ENSALADA was formed to bring a tasty ‘salad’ of early music to a broad public. The ensemble has core of three players, Lydia Forbes, violin, Myles Jordan, violoncello piccolo, and Timothy Burris theorbo, but expands the core group with other musicians and vocalists to suit their eclectic repertoire.
A kind of Quodlibet popular in 16th-century Spain. It is first mentioned in Gil Vicente’s Auto da fé, which was performed on Christmas morning in 1510 before Manuel I of Portugal. The auto concluded with ‘a salad that came from France’, which has not been identified.
Maricarmen Gómez
Grove Music Online
Lydia Forbes (violin) has concertized throughout Europe with Ensemble L’Archibudelli, Zephyr Kwartet, Het Schoenberg Ensemble, Sinfonietta Amsterdam, Osiris Trio, I Fiamminghi, and Ensemble Explorations. During this time, she recorded with some of the world’s most prominent classical labels; Sony Classical, CNM, Harmonia Mundi, and as soloist with the Czech Radio Philharmonic for Vienna Modern Masters.
She has also performed for festivals in Europe, Norway, Australia, New Zealand, and the U.S. Lydia has also served as concertmaster for Het Orkest van het Oosten in the Netherlands. She is presently a member of the DaPonte String Quartet in Maine; she was drawn to them by their love and respect for the work. She embraces the sentiment that there is nothing in life that cannot be found in chamber music.
Myles Jordan (violoncello piccolo) worked as a child actor for CBC Television and the National Film Board of Canada before taking up the ‘cello. He trained at the Banff School of Fine Arts in Alberta, the Britten -Pears School of Advanced Musical Studies in England, and at Schloss Weikersheim in Germany. In 1981, he won a Floyd S. Chalmers Foundation Award, which enabled him to study at Juilliard, where he earned two degrees. From New York he moved to Philadelphia, where he served as associate principal cellist of the Concerto Soloists Chamber Orchestra, completed a Doctor of Musical Arts, and founded the DaPonte String Quartet.
He based his recording of three of the Bach ‘cello suites on research into period sources close to Bach, such as Johann Mattheson’s 1739 treatise Der vollkommene Capellmeister and written testimonies from Bach’s students. Myles lectures on early music performance practice, and plays and teaches the Baroque violoncello piccolo.
Timothy Burris (lute and theorbo) has performed throughout Europe and the US, both as a soloist and an accompanist. He has appeared in concert with such esteemed artists as the mezzo-soprano Jennifer Lane and the keyboardist Robert Hill, as well as under the baton of Peter Schreier and René Clemencic, among others. He has recorded with such early music vocalists as Jennifer Lane, Tamara Matthews, and Willeke te Brummelstroete. As the ensemble Music’s Quill, he and tenor Timothy Neill Johnson produced the first complete recording of the songs of Philip Rosseter, lutenist to King James I.

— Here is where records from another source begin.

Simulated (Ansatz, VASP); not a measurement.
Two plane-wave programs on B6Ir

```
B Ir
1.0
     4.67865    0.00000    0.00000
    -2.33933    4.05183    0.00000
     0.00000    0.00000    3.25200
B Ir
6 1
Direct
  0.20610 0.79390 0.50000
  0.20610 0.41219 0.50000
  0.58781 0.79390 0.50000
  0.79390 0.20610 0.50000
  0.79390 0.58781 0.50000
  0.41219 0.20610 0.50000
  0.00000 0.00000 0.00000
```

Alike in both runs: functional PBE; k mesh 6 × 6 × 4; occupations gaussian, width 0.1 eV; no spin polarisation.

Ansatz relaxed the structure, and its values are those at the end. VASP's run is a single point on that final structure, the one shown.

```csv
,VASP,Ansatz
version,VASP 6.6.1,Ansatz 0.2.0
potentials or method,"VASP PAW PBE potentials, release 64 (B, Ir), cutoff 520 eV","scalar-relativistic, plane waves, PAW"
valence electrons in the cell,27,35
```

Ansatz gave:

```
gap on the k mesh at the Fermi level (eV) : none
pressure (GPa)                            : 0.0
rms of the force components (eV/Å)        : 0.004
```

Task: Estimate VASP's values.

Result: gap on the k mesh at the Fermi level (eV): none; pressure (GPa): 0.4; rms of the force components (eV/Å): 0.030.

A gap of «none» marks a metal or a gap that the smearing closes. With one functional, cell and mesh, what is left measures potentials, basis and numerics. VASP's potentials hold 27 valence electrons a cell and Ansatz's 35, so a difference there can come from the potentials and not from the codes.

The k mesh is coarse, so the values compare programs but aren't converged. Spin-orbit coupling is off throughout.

Holder of a soloist’s diploma from The Hague’s Royal Conservatory and a PhD from Duke University, Mr Burris has taught master classes and lectured on lute practice at universities and conservatories throughout Europe and the US. He taught lute for six years at the Royal Flemish Conservatory in Antwerp, and currently teaches at Colby College and the Portland Conservatory of Music (Maine).